Civil Theft Claims
Often on construction projects money is misappropriated. Colorado's civil theft statute, C.R.S. sec. 18-4-405, provides a powerful remedy.
What Constitutes "Theft"?
The statute's application is wider than its language suggests. The definition of "theft" is broad. "A person commits theft when he or she knowingly obtains, retains, or exercises control over anything of value of another without authorization or by threat or deception," and (as relevant to the construction context):
Intends to deprive the other person permanently of the use or benefit of the thing of value;
Knowingly uses, conceals, or abandons the thing of value in such manner as to deprive the other person permanently of its use or benefit;
Uses, conceals, or abandons a thing of value intending that such use, concealment, or abandonment will deprive the other person permanently of its use or benefit; or
Demands any consideration to which he or she is not legally entitled as a condition of restoring the thing of value to the other person.

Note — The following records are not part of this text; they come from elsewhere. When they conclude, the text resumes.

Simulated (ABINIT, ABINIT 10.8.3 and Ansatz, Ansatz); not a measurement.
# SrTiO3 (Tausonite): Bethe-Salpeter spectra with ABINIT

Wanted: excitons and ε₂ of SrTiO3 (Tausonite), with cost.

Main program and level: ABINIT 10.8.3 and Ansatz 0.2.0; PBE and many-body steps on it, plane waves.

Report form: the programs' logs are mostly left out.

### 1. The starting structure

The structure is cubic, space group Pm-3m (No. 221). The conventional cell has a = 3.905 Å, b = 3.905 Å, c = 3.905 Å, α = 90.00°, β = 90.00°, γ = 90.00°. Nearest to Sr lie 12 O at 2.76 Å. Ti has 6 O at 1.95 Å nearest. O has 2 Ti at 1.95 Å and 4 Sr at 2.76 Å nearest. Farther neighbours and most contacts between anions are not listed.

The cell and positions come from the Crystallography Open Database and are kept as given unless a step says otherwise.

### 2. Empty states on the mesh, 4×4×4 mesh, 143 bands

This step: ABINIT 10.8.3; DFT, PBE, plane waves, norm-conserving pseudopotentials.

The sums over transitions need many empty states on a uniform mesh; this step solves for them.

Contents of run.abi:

The most common context for a civil theft claim on a construction project occurs when a general contractor or upper tier subcontractor receives payment or proceeds intended for a subcontractor or a material supplier and diverts the funds. In fact, a separate statute, the Contractor's Trust Fund Statute, C.R.S. sec. 38-22-127, is intended to address this situation and specifically invokes the Civil Theft Statute. The Trust Fund Statute requires contractors and subcontractors to hold construction proceeds in trust for the benefit of subcontractors and suppliers. Anyone who violates this statute is guilty of civil theft. More on that here.
A civil theft claim can also be raised against owners. Contractors often include assignments of benefits in their contracts, particularly in the disaster mitigation, remediation, and abatement industries where payment often comes in the form of insurance proceeds. Once the work is performed, the insurance proceeds become the contractor's property. All too often, owners, with the insurance proceeds in hand, attempt to negotiate a reduction of the contractor's fee, especially where there are coverage shortfalls. Many owners and their attorneys fail to recognize the liability in such a course of conduct, even taking precautions such as placing the funds in an escrow account to demonstrate that they do not intend "to deprive the other person permanently of the use or benefit of the thing of value." But that is short sighted and dangerous. Withholding the funds to leverage a reduction constitutes a demand for "consideration to which he or she is not legally entitled as a condition of restoring the thing of value to the other person," an often overlooked element of this cause of action.
What are the Remedies?
The statute provides that the owner of any property "obtained by theft, robbery, or burglary" may recover "three times the actual damages sustained by him," and "may also recover costs of the action and reasonable attorney fees." The former is commonly referred to as "treble damages."
For example, if an owner or contractor wrongfully diverted $20,000 in construction proceeds, the claimant would be entitled to $60,000, plus attorney fees. Suddenly a smaller claim that might otherwise be written off as a bad debt becomes worth pursuing. The downside risk also often greases the wheels of settlement negotiations.
Because of its powerful remedies, including treble damages and attorney fees, many construction dispute complaints include a claim for civil theft. It is critical for every party on a construction project to know the opportunities and limitations of this remedy.